What is the purpose of the bash `suspend` builtin command?

That's the equivalent of pressing Ctrl+Z in other commands.

It suspends the shell and gives control back to parent shell or process if any.

Example:

zsh$ bash
bash-4.4$ cd /
bash-4.4$ suspend
zsh: suspended (signal)  bash
zsh$ fg
[1]  + continued  bash
bash-4.4$ pwd
/

The feature comes from csh, the shell of BSD (where job control comes from) in the early 80s.

In AT&T ksh, it's a builtin alias for kill -s STOP $$ (yes, without the quotes!)

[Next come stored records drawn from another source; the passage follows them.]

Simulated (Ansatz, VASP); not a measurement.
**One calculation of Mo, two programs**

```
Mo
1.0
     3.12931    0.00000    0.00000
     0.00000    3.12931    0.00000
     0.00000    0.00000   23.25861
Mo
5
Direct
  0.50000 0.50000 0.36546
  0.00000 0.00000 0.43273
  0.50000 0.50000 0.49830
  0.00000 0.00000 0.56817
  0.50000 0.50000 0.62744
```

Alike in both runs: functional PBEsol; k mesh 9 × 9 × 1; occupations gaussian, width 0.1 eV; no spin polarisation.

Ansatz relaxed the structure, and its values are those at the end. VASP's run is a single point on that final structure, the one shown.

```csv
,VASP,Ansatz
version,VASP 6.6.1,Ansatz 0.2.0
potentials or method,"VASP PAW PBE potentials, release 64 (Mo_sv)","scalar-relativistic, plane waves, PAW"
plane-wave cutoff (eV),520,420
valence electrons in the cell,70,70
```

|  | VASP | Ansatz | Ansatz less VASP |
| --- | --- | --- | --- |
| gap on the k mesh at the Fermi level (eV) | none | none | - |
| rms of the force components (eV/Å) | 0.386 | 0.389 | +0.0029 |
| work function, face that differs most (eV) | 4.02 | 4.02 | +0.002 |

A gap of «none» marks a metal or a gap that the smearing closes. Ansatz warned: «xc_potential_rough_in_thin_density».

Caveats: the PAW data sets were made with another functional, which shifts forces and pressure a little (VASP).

In your case, bash was probably the one started directly by the terminal emulator. And your terminal emulator didn't expect the process to be suspended.

That bash was a session leader. If the session leader is suspended, if we take the view of old time terminals, the user will have no way to resume it.

bash addresses that by refusing to suspend if it's a login shell. But in your case, your terminal emulator probably doesn't start bash in login mode, so that safeguard is not in place.

zsh and mksh don't have the problem because they send a SIGTSTP (the one also sent upon Ctrl+Z) signal like csh instead of SIGSTOP (and to the caller's process group for mksh like in csh, and to the main process group of the shell for zsh, not the $$ process alone). SIGTSTP is ignored when delivered to an orphaned process group, and the group of the leader qualifies. The idea is that SIGTSTP should not suspend something that is not resumable by a user.

In mksh or yash, one can also use suspend to have a subshell suspend itself:

$ (set -x; sleep 1; suspend; sleep 2)
+ sleep 1
+ suspend
[1] + Stopped(SIGSTOP)     (set -x; sleep 1; suspend; sleep 2)
$ fg
[1] (set -x; sleep 1; suspend; sleep 2)
+ sleep 2

That wouldn't work with zsh that sends the SIGTSTP to the main process group instead of the caller. In any shell that has kill builtin, one can always use kill -s TSTP 0 instead.


If you start a shell from another shell, you can suspend the inner one. Say when using su, and wanting to switch back to the regular user for a moment:

user$ su
Password: ...
root# do something
root# suspend
user$ do something as the ordinary user again
user$ fg
root# ...

(If you do that, don't forget the privileged shell open in the background...)

Similarly, if you escape to a shell from some other program (the ! command in e.g. less), you can still suspend the shell. But I wouldn't expect many other programs to handle it nicely when they launch a subprocess, which then suspends itself.